Re: [Question]: try to fix contention between expire_timers and try_to_del_timer_sync
From: Thomas Gleixner
Date: Wed Jul 26 2017 - 10:16:49 EST
On Wed, 26 Jul 2017, qiaozhou wrote:
Cc'ed ARM folks.
> I want to ask you for suggestions about how to fix one contention between
> expire_timers and try_to_del_timer_sync. Thanks in advance.
> The issue is a hard-lockup issue detected on our platform(arm64, one cluster
> with 4 a53, and the other with 4 a73). The sequence is as below:
> 1. core0 checks expired timers, and wakes up a process on a73, in step 1.3.
> 2. core4 starts to run the process and try to delete the timer in sync method,
> in step 2.1.
> 3. Before core0 can run to 1.4 and get the lock, core4 has already run from
> 2.1 to 2.6 in while loop. And in step 2.4, it fails since the timer is still
> the running timer.
>
> core0(a53): core4(a73):
> run_timer_softirq
> __run_timers
> spin_lock_irq(&base->lock)
> expire_timers()
> 1.1: base->running_timer = timer;
> 1.2: spin_unlock_irq(&base->lock);
> 1.3: call_timer_fn(timer, fn, data);
> schedule()
> 1.4: spin_lock_irq(&base->lock); del_timer_sync(&timer)
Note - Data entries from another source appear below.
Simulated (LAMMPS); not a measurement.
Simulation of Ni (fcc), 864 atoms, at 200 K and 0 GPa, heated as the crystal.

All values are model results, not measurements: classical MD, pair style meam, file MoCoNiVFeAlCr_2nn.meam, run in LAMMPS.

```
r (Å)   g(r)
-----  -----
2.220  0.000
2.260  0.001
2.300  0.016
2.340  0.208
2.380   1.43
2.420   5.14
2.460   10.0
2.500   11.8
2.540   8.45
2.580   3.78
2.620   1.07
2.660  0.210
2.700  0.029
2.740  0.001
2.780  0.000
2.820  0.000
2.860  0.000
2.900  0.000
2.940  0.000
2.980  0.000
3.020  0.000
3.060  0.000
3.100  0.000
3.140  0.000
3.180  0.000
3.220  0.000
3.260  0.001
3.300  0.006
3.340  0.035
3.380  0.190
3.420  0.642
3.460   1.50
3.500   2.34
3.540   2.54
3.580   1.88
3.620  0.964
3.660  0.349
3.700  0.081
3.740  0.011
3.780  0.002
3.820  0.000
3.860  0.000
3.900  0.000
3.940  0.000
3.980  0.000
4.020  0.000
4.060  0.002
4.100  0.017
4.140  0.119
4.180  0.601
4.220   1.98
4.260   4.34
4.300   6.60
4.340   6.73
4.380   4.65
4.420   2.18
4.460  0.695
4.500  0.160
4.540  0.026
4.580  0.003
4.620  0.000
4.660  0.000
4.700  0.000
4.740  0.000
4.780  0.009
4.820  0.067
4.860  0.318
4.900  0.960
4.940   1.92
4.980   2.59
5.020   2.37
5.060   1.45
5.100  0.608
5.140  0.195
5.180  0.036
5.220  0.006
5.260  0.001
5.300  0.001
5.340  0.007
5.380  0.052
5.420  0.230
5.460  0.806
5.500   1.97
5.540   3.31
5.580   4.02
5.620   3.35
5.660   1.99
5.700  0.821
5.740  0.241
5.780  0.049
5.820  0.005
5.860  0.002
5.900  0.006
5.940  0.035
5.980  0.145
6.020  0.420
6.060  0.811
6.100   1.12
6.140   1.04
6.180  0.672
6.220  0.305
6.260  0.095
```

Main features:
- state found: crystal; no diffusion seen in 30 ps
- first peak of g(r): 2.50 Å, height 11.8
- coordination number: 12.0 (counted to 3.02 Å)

> 1.5: back to 1.1 in while loop
> 2.1: try_to_del_timer_sync()
> 2.2: get_timer_base()
> 2.3: spin_lock_irqsave(&base->lock, flags);
> 2.4: check "base->running_timer != timer"
> 2.5: spin_unlock_irqrestore(&base->lock, flags);
> 2.6:cpu_relax(); (back to 2.1 in while loop)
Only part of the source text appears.